Sedentary Grazing sub-system on Communal Areas in Semi-Arid Zones - LGS2

 This sub-system concerns the sedentary livestock farmers earning their major income from livestock and giving more attention to animals than to crops. A minimum number of livestock is necessary to maintain the household economy. It is distinct from the mixed system based simultaneously on crops and animals (see mixed communal grazing system). The strategies to manage the risk and to secure subsistence and family incomes can be different, leading to the diversity of the systems : they are mainly based on the diversification of activities, flexibility and research of opportunity, accumulation of profits in livestock...
Young peul herder with cattle in a millet field after harvest in Burkina Faso. Photo B. Toutain
With population growth, the area under arable crops is expanding. The crops leave straw and weeds after harvest valuable by livestock and they suppose development of grazable fallow. But the crop encroachment disrupts pastoral areas, causing artificially local grazing pressure and an irregular overgrazing. Access to water can be limited by cultivation of river banks, irrigation and sometimes water diversion upstreams.
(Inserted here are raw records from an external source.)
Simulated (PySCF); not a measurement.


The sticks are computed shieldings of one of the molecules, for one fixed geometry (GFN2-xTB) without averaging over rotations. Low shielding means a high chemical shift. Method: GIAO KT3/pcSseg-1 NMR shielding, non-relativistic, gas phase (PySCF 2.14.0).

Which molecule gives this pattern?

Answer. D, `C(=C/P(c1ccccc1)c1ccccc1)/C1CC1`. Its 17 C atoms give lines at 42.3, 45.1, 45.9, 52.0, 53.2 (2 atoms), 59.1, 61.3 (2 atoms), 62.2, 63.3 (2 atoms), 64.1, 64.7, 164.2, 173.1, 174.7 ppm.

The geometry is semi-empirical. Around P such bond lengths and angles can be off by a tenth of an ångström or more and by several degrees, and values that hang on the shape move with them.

Large areas of traditional dry season pastures, on soils having the best water-holding capacity, are converted into cropland. Trees usable for browsing are cut to clear fields if they are not traditionally protected in agroforestry parks.
 
Peul herder and cow, North Burkina Faso. Photo B. Toutain Globally, the environmental impacts of livestock are similar to those of the mobile grazing sub-system in semi-arid zones.

Thus, the following matrix of environmental risks and opprortunities is common for both sub-systems.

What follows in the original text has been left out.